A reassessment of the relationship the United States and Japan is long overdue. The military and economic dynamics of the two countries have changed dramatically since the U.S.-Japan Treaty was signed, but we are handicapped by the treaty terms and the psychology of an obsolete document. Forward-looking Japanese realize this, but so long as the U.S. government accepts the status quo, Japanese politicians choose the easy way and drift along in the pattern set after World War II.
The U.S.-Japan Treaty is unrealistic in military and economic terms, unfair to the United States, and demeaning to the Japanese. Put bluntly, it is not a treaty between equals, or peers, or allies, but one that makes Japan a perpetual protectorate of Big Brother America.
The U.S.-Japan Treaty was fashioned in the World War II climate in which China and Russia were our friends and Japan was our enemy. Our leaders believed that Japan should remain indefinitely as a small, neutral nation, a sort of Switzerland of the Orient.
So the victorious Americans gave the defeated Japanese a national constitution that decreed that “land, sea, and air forces, as well as other war potential, will never be maintained. The right of belligerency of the state will not be recognized.” This was followed by the U.S-Japan Treaty under which the United States assumed the ironclad, unilateral obligation for Japan’s national defense.
Thirty-five years later, the military balance has shifted drastically. The Soviet Union is the Number One power in the world and a strategic threat to the United States, Japan, and China. Japan and China are both strategic military zeroes.
The economic picture has changed just as dramatically. At the end of World War II, Japan was in ruins. Even after it had “recovered,” by 1950, its Gross National Product was less than 5 percent of ours. By 1960, Japan’s GNP was still only 8 percent of ours. But toward the end of the 1960s, Japan started to catch up fast.
Today, Japan has a GNP of more than 50 percent of the United States’. Japan’s GNP is about equal to the U.S.S.R.’s, or of England and France combined, or of all other Asian countries‘(including India) combined. Furthermore, Japan is far more advanced than the Soviet Union in most technological areas other than military.
Japan, therefore, is the richest prize (after the United States) that any greedy aggressor (such as the Soviet Union) could covet. Of all countries, Japan desperately needs the cover of a credible strategic umbrella. Japan’s prosperity, indeed its survival, absolutely depends on the protection of a nuclear deterrent that works.
~ For the first 30 years of the atomic age (1945 to 1975), the U.S. nuclear umbrella served Japan perfectly. It enabled the Japanese to enjoy the best of two worlds: to expend zero percent of their GNP on strategic defense, and yet to enjoy the security provided by the greatest strategic nuclear force in the world.

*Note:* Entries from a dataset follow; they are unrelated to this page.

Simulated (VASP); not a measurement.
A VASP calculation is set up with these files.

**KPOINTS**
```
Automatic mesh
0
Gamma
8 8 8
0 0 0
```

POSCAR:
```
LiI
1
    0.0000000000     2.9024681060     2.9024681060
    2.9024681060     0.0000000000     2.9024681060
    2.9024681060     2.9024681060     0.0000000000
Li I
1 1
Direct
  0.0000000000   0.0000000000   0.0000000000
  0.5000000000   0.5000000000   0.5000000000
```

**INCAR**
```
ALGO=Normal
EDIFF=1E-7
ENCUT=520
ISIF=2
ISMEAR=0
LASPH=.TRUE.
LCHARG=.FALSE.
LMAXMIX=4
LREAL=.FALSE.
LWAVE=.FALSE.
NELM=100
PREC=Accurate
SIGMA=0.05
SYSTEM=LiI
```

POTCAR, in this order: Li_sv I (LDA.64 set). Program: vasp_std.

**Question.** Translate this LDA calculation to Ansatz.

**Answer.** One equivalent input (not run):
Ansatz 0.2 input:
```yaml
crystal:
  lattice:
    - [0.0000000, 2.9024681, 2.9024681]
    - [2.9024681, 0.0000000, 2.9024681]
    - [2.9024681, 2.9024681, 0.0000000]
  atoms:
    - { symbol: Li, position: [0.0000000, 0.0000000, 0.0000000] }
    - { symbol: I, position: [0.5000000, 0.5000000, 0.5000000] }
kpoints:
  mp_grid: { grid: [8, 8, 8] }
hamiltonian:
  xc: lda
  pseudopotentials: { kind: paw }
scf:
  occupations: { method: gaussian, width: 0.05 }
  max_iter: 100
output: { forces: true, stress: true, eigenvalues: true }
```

Japan has even been spending less than one percent of its GNP on conventional weapons. This is far lower than the peacetime NATO average, far lower than America’s defense spending at 5 to 6 percent of GNP, and tremendously lower than the Soviet Union’s at 15 percent of GNP.
Japan’s constitution does not pose any legal or moral problem. The defense provision has already been re-interpreted to allow the purchase of American F4 Phantom and F15 Eagle fighter planes. There can be no moral problem, since all nations (like all individuals) have the moral right of self-defense which may not be contracted away.
The present situation is expensive from the American point of view: Japan has been getting a free ride in defense at our expense, and it’s time that Japan share the burden of defense against the Soviet Union in the Pacific theater. The situation is embarrassing from the Japanese point of view: a sovereign state and economic superpower has accepted total dependency for its national security on another nation.
Fortunately, some Japanese scholars and opinion leaders have formed a Committee for Establishing an Equitable Alliance Between Japan and the United States. They have signed a joint statement affirming that “national dignity and destiny require all sovereign nations to accept primary responsibility for providing for their own defense; … (and) that a truly equal treaty relationship will require additional sacrifices by the Japanese people but we will willingly accept this as reasonable and necessary.”